Maggie Gallagher’s insights and NOM’s posts

The National Organization for Marriage’s Maggie Gallagher, who was live-blogging during the trial – and actually got called out for putting her bare feet up on the railing – also thinks their arguments will be more persuasive to the Supreme Court than to Walker.

Exhibiting an almost embarrassed girlish sense of humor when I introduced myself, Gallagher told me:

“I have negative celebrity. Only the people who don’t like me know who I am. I think Chuck Cooper did a great job in a difficult situation. I think Judge Walker telegraphed very clearly two things: one, he believers there is a fundamental right to same sex marriage, and less clearly – but I would lay my bets that he is going to find that Prop 8 is gender discrimination, as well.  So we were not optimistic going into these arguments with this judge and I’m not particularly optimistic coming out.

We all know that this is going to end up in the Supreme Court so a lot of what happened today was aimed at Justice Kennedy, not Judge Walker.”

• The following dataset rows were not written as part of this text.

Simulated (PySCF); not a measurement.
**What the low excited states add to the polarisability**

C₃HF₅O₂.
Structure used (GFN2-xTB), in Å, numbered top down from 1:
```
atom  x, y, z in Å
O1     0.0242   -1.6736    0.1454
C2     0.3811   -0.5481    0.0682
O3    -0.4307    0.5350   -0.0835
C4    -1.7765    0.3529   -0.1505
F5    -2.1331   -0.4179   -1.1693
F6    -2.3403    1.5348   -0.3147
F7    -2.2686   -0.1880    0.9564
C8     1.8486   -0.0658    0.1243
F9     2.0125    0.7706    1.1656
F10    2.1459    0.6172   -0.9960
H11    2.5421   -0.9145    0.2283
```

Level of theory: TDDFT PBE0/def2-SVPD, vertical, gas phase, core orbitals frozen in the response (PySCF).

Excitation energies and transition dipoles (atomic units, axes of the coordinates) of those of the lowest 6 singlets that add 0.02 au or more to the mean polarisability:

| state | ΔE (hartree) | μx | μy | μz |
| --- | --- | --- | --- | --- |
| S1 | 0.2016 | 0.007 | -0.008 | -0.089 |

Protect Marriage Ron Prentice and attorney Charles Cooper

Most people watching the trial might disagree with Gallagher’s confident description of Cooper’s performance. Indeed, he seemed so distracted and flustered – at one point literally putting his hand up to his head in a reality TV version of a 1950s melodrama – that Walker asked him if he needed to take a five minute recess. But during the Protect Marriage news conference, Cooper was short, heard to hear and left after he said:

“The closing argument was extraordinary in its length and its depth. The central and overriding question – the issue before the court was before the people of California – to be decided in his courtroom by him or if an issue like this should be decided by the people themselves. Whether the judgment of the majority of Californians – some 14 million- plus making themselves heard on this issue – whether that judgment to be trumped in court. Obviously, it’s been our position from the beginning that the constitution does not require that.”

Cooper introduced Protect Marriage’s Ron Prentice and then left before any of us could say, “Huh?”

I might also note that NOM has posted the section of the news conference during which Ted Olson responded to a question I asked about why he got so passionate in presenting his closing arguments. See NOM’s blog here: www.prop8case.com.

Ted Olson on getting passionate

At the first news conference in May 27, 2009 when Olson was first introduced as part of the new lead legal team, I asked him why the gay community should trust him, given his conservative credentials. At Wednesday’s news conference, I asked Olson what he was thinking when he became so passionate, so emotional at moments during his closing – was he experiencing the burden of trust not only the plaintiffs but the gay community had placed in him?

Olson said:

“You sensed how emotional I felt and passion is a good word for how I felt throughout this trial. There may have been a couple of moments in there where I had more emotion running through my mind and body than another but I felt that way all day. I felt that about this case and I do think all the time of Jeff and Paul and Sandy and Kris – what they’ve said in their testimony, what their family relationship is and part of their family was there today. And I need to be able to convey that emotion as well as those facts to the law, to the judge. That is our job – to try to give life to the arguments our clients could make if they could make them, if they were lawyers.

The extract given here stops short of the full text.